States and Group: Eigenvectors Represent One Dimension

[kent davidge]

Suppose a set of basis vectors are eigenvectors of some operator. So they will provide a one dimensional representation of that operator in the vector space?

 

[vanhees71]

If the operator $\hat{A}$ is self-adjoint, then it defines a unitary representation of a one-parameter Lie group via
$$\hat{U}=\exp(-\mathrm{i} \lambda \hat{A}).$$
It's not clear to me what you mean by "representation of that operator in vector space". A representation of an operator is usually the realization of the operator in a concrete realization of the (up to isomorphy unique) separable Hilbert space. E.g., if you choose the position representation, you work with position-wave functions, $\psi(\vec{x})$ and the representation of the components of the momentum are the derivatives $\hat{p}_j=-\mathrm{i} \hbar \partial_{j}$.

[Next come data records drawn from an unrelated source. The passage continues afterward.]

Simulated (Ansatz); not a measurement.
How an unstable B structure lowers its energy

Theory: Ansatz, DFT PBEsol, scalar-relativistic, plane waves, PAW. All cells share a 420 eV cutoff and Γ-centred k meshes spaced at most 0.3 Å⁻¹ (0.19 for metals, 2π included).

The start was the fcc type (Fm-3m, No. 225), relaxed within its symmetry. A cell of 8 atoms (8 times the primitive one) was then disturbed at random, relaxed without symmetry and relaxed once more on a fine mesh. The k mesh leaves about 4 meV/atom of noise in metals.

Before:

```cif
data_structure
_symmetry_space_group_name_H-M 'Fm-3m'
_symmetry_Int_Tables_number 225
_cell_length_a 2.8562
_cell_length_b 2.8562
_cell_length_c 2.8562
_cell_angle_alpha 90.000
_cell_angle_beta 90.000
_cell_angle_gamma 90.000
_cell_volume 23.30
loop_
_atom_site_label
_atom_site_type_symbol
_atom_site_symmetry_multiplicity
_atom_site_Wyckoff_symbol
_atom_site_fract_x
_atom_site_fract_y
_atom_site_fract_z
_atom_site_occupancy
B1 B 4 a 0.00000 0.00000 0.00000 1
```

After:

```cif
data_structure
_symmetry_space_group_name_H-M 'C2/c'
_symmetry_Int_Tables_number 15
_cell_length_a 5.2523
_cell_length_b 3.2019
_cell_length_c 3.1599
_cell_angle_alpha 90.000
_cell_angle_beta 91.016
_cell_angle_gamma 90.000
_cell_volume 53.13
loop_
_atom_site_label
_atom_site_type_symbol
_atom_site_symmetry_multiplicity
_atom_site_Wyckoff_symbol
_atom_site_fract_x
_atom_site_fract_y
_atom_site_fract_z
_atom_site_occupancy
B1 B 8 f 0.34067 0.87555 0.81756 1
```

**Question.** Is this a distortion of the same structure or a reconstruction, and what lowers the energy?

If you work in the "$A$ representation", i.e., with the wave functions which are "components" wrt. to the complete orthonormal set of eigenvectors (or generalized eigenvectors if the operator has continuous parts in its spectrum or if the spectrum is even entirely continuous), $\psi(a)=\langle a|\psi \rangle$. Then the representation of $\hat{A}$ is simply multiplication by $a$ since
$$\hat{A} \psi(a)=\langle a |\hat{A} \psi \rangle = \langle \hat{A} a |\psi \rangle=a \langle a|\psi \rangle.$$
That's of course also the case in the position representation. The components of the position vector are represented by multiplication of the wave function with the component, $\hat{x}_j \psi(\vec{x})=x_j \psi(\vec{x})$.

 

[A. Neumaier]

Suppose a set of basis vectors are eigenvectors of some operator. So they will provide a one dimensional representation of that operator in the vector space?

Then on each 1-dimensional eigenspace one has a 1-dimensional representation.

 

[kent davidge]

If the operator $\hat{A}$ is self-adjoint, then it defines a unitary representation of a one-parameter Lie group via
$$\hat{U}=\exp(-\mathrm{i} \lambda \hat{A}).$$

isn't that the case only if the group is additive?

 

[vanhees71]

Isn't this implied by the definition of "one-parameter Lie group"?

 

[kent davidge]

Isn't this implied by the definition of "one-parameter Lie group"?

oh yea, sorry

 

[strangerep]

Suppose a set of basis vectors are eigenvectors of some operator. So they will provide a one dimensional representation of that operator in the vector space?

I'm guessing your underlying question is whether the operator can be represented in terms of the eigenvectors. For a self-adjoint operator $A$ on a Hilbert space, with eigenvectors $|a\rangle$, where $a$ is a eigenvalue of $A$, one can represent $$A ~=~ \sum_a a\, |a\rangle\langle a| ~.$$ This is a simple version of "the spectral theorem". More general versions are available for more general operators, i.e., operators that are not self-adjoint, but satisfy certain other property(ies). I could sketch more detail if indeed that was what you were really asking. (?)

 

[vanhees71]

You mean
$$\hat{A}=\sum_a a |a \rangle \langle a|.$$
Your expression is, due to the completeness of the eigenkets
$$\sum_a |a \rangle \langle a|=\hat{1}.$$

 

[kent davidge]

@strangerep that's not exactly what I was meaning to ask, but I will come up with a better description of my doubts in a further thread.

 

[strangerep]

You mean [...]

Oops! Yes -- thank you.

(Post corrected.)

 

[A. Neumaier]

I'm guessing your underlying question is whether the operator can be represented in terms of the eigenvectors. For a self-adjoint operator $A$ on a Hilbert space, with eigenvectors $|a\rangle$, where $a$ is a eigenvalue of $A$, one can represent $$A ~=~ \sum_a a\, |a\rangle\langle a| ~.$$ This is a simple version of "the spectral theorem".

This is valid for self-adjoint operators with a purely discrete spectrum only. For Hermitian operators with a continuous spectrum there are no eigenvectors. Or you need to embed the Hilbert space into the dual of a nuclear space and get an analogous representation involving distribution-valued bras and kets and integrals in place of the sum. In the mixed spectrum case you need a combination of sums and integrals.

 

[strangerep]

This is valid for self-adjoint operators with a purely discrete spectrum only. [...]

Yes, I know. The intent of my (incomplete) post was merely to try and zero in on what the OP was really asking about.